The University of Illinois Springfield Cricket Club will compete against 24 other college and university teams from around the country in the National College Cricket Association (NCCA) nationals March 16-19 in Houston, Texas, at the Prairie View Cricket Complex.
In October, the UIS Cricket Club finished second out of five teams in the NCCA Midwest Regional competition in Chicago. The win guaranteed the club a spot in the national competition.
The UIS team, which has 14 players, will compete against teams from some of the most prestigious universities in the country, such as Harvard, Yale, Princeton, Cornell, Drexel and UCLA. Each team in the tournament will compete against three teams in games lasting more than three hours. The top teams will advance to the final match.
“I’m really excited to go there,” said Harsh Panchal, a UIS graduate student from India who plays on the team. “We have been waiting for a long time.”
Cricket, a bat-and-ball game played between two teams of 11 players, is growing in popularity in both the United States and worldwide and could soon become an Olympic sport.
“A lot of people who have an appreciation for baseball also like cricket,” said Parag Sachdeva, a UIS graduate student from India and team member. “People who have not grown up with the sport have learned how exciting it can be.”

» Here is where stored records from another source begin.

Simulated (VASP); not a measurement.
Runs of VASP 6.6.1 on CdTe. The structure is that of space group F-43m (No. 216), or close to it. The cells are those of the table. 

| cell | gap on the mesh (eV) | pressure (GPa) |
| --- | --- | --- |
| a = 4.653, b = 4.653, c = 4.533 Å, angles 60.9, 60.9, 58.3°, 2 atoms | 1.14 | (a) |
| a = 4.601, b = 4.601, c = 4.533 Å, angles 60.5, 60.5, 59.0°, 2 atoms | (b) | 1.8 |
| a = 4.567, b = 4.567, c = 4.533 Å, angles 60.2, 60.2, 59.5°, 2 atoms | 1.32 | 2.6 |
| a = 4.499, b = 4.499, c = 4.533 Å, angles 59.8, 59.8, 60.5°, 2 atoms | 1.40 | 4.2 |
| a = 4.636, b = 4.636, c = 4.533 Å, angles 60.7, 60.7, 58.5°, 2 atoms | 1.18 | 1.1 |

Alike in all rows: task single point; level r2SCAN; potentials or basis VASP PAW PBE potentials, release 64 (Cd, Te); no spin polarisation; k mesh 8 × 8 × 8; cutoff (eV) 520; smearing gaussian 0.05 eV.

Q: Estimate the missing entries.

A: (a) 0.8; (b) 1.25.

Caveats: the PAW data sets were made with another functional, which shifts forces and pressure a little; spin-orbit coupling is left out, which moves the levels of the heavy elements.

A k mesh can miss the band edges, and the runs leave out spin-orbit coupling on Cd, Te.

The game is played on a large oval-shaped field with a rectangular 22-yard-long pitch in the center. One team bats while the other team fields and bowls. The batting team tries to score runs by hitting the ball and running back and forth between two sets of wickets at either end of the pitch. The fielding team tries to prevent runs and get the batting team “out” by various means, such as catching the ball off a bat before it hits the ground or running a batter out by hitting the wickets with the ball.
The UIS Cricket Club started in 2015. The team was dormant for several years until Sachdeva and Panchal got it going again in 2021. Both played cricket in India but didn’t speak the same language when they first met. Still, the sport brought them together.
“Cricket, beyond just the sport, is like a community. It’s something beyond anything else,” Sachdeva said.
The team practices using parts of the UIS pitch, located between the Prairie Stars baseball field and the women’s soccer practice field. Club members also recently started to practice at the Tribe Baseball and Softball Academy indoor facility in Springfield.
“We’re excited to play in the nationals and plan to be ready," Sachdeva said.
Besides Sachdeva and Panchal, other squad members include Nikilesh Mallak, Anvesh Reddy, Bhavani Subhash Addala, Sai Chandu, Rahul Yadav, Randhir Bhosale, Farjad Khan, Jolif Rathod, Rushi Patel, Hemanth Pendam, Jaswanth Bharadwaj and Chandra Yadamreddy.